Photo: The Rosikon Monastery is one of the monasteries where Balafas took pictures. At right is a general view taken from the sea.

By Alexandra Koroxenidis - Kathimerini English Edition

Most of the photographs taken by Costas Balafas, a distinguished photographer and one of the pioneers of human-interest photography in Greece, refer to a period in this country’s history that belongs to the past. Mainly photographs of rural Greece in the late 1950s and 60s, they are images that document bygone poverty. They rarely display urban, contemporary life and have never made the everyday, modern city-dweller their protagonist. Yet one will sense a strange kinship with the people that Balafas depicts and will relate, if not to those people’s lives, to something far deeper that touches on the general issues of life, its meaning and the nature of mankind.

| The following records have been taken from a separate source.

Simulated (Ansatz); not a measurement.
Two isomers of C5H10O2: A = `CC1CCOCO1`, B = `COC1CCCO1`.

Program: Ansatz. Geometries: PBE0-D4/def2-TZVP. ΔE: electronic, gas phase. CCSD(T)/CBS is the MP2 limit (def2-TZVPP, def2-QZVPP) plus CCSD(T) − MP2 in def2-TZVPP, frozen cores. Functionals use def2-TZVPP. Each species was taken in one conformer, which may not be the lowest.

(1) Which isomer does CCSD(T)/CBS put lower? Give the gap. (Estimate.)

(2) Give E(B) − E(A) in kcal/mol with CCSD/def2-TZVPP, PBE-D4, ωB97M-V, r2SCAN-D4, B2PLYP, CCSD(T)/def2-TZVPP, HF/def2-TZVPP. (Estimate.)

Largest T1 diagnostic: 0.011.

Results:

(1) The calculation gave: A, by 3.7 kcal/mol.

The images in the Mount Athos series, which are presented under the title “A Photographic Itinerary on Mount Athos 1969-2001” in the main building of the Benaki Museum, have that penetrating effect that is so typical of Balafas’s images.

They are not just documentation of life on Mount Athos but images that probe our existential questions and reveal the beautiful, almost spiritual, simplicity of life.

Balafas visited Mount Athos in 1969 on a mission that the Ministry of Coordination had organized with the purpose of finding ways to protect from looting the religious treasuries that belonged to the, at that time, semi-deserted monasteries of Mount Athos. Balafas joined the team as a volunteer and took pictures mostly of outdoor scenes. He was only allowed access to the Vatopedi, Iveron and Gregoriou monasteries.

It was another 30 years before Balafas revisited the site, this time just for a short time with his friend and colleague Takis Tloupas, another of the great Greek pioneers of human-interest photography. Shortly thereafter, he met Father Ioustinos of Simonopetra who, together with Vassilis Psycharis, was a key figure in helping him gain access to the monasteries and take pictures of the monks. Balafas’s project coincided with an interest that the Mount Athos administration had shown in documenting and collecting photographic material concerning the holy site. In 1991, the Mount Athos Photographic Archive was founded and Father Ioustinos, a protagonist in the venture, began to look for related photographs. He began a collaboration with the Photography Archive of the Benaki Museum and the two institutions began a series of albums on the subject of Mount Athos. The album on Balafas’s photographic itinerary on Mount Athos is part of that collaboration.

In the album, one will find moving, flowing narration written by Balafas. Among other things, Balafas speaks of the crucial role that the monks at Mount Athos played in the country’s struggle for independence and in preserving “the values of Hellenism,” its culture, tradition and language.

He also writes that “man and his reactions to life” are what concern him the most in his work. Indeed, as with the pictures taken in Epirus or on the Greek islands, Balafas focuses on human toil and gives the daily chores of a rural life a dignified quality.

Many of the pictures from Mount Athos show the monks fishing, preparing their food and working. Balafas brings out the spiritual aspect of their lives, their prayer and religious, monastic life, side by side with that daily, secular aspect that is common to all of us. Deeply moving, his images resonate with the dignity of existence and remind us that spirituality is behind everything we do.